Does gradient descent and normal equation give the same answer?

472 Views Asked by At

I tried to optimize for a linear regression model using both approaches and they gave me two completely different answers.

My sample data set was:

df <- data.frame(c(1,5,6),c(3,5,6),c(4,6,8))

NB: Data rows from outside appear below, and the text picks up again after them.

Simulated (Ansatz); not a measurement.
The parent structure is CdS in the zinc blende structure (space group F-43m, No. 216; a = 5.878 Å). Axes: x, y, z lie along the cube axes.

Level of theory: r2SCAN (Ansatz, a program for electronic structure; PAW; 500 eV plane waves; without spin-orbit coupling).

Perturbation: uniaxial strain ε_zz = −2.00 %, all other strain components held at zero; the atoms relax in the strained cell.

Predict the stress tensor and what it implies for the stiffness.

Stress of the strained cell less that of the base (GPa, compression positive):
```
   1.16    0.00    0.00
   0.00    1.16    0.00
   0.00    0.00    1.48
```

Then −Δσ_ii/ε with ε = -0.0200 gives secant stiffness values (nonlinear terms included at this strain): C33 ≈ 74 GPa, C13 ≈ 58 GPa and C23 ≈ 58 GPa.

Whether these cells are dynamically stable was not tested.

Here's the R code I was using to try to calculate gradient descent, perhaps someone can point out the error to me:

lm_gradient_descent2 <- function(df,learning_rate, y_col=length(df),scale=TRUE){

n_features <- length(df) #n_features is the number of features in the data set

#using mean normalization to scale features

if(scale==TRUE){

for (i in 1:(n_features)){
  df[,i] <- (df[,i]-mean(df[,i]))/sd(df[,i])
    }
  }
  y_data <- df[,y_col]
  df[,y_col] <- NULL
  par <- rep(1,n_features)
  df <- merge(1,df)
  data_mat <- data.matrix(df)
  #we need a temp_arr to store each iteration of parameter values so that we can do a 
  #simultaneous update
  temp_arr <- rep(0,n_features)
  diff <- 1
  while(diff>0.0000001){
    for (i in 1:(n_features)){
      temp_arr[i] <- par[i]-learning_rate*sum((data_mat%*%par-y_data)*df[,i])/length(y_data)
    }
    diff <- par[1]-temp_arr[1]
    print(diff)
    par <- temp_arr
  }

  return(par)
}

When I used excel's regression to test, it gave me the same answer as the normal equation approach. So my guess is there's something wrong with my calculations.